Even someone on reddit pointed out that these phone taps aren't warrantless wiretaps. First, the FISA court has given a warrant for broad information gathering (whether you agree with it or not). Second, they're only taking metadata. In addition, it seems controversial whether these tactics were targeted to domestic calls at all. Just saying.
Why is it not possible to prosecute politicians for fraud or at least sue them in a court of law for making fraudulent claims, possibly via a class action suit? If an advertiser promised that their product does X when it obviously does not, then that is essentially fraud, and I have the right to sue on those grounds because I paid for their services with my money. In the case of politicians, I give them votes based on their promises. If they try to carry out those promises and fail in good faith that is one thing, but if I give them my vote based on their promises and they don't make a good-faith effort to carry out those promises then they basically committed fraud.
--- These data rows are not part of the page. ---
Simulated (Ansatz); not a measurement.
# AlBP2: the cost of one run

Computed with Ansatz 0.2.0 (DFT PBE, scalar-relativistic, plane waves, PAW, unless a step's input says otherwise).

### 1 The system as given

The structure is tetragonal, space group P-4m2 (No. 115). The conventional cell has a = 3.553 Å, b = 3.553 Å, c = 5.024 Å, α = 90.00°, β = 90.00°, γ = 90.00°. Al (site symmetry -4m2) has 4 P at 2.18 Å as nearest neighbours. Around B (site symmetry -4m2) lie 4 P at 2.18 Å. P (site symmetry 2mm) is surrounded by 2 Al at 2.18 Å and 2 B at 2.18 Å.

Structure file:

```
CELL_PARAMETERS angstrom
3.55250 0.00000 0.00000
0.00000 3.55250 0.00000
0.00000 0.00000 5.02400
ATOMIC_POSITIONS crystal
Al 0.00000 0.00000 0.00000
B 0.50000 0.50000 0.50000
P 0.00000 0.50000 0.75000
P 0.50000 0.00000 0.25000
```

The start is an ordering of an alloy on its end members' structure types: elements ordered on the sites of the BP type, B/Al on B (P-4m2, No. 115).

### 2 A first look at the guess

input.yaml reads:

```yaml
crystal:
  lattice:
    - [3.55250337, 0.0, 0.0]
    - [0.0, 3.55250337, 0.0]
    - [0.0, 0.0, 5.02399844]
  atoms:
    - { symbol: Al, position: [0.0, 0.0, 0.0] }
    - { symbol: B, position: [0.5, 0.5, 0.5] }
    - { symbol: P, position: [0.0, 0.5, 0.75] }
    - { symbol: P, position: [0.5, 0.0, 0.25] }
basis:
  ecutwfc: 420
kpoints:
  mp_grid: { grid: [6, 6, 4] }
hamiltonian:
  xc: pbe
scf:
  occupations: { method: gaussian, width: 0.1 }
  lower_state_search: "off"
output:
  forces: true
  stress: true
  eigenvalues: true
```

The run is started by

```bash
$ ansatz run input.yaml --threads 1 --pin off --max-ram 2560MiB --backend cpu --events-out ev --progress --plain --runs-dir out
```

The narrow legal answer is: false advertising regulations generally only apply to commercial trade which doesn't include elections; wider fraud offences are (unlike false advertising) not strict liability so would require you to prove that they knew the representation was false at the time it was made (as opposed to just changing their mind later), which is difficult, and in any case it's unclear that a court would consider a vote to be a gain of money/property; there's no unilateral contract here as there's no objective intent to create binding legal relations with every voter in the country; and administrative law concepts of legitimate expectations don't apply to manifesto/pre-election political promises per R (Wheeler) v PM. (That's all for English law, but I imagine the concepts are similar in the US).
The wider answer is: laws are made by politicians. They're not going to pass laws that would make them liable for lying to win elections.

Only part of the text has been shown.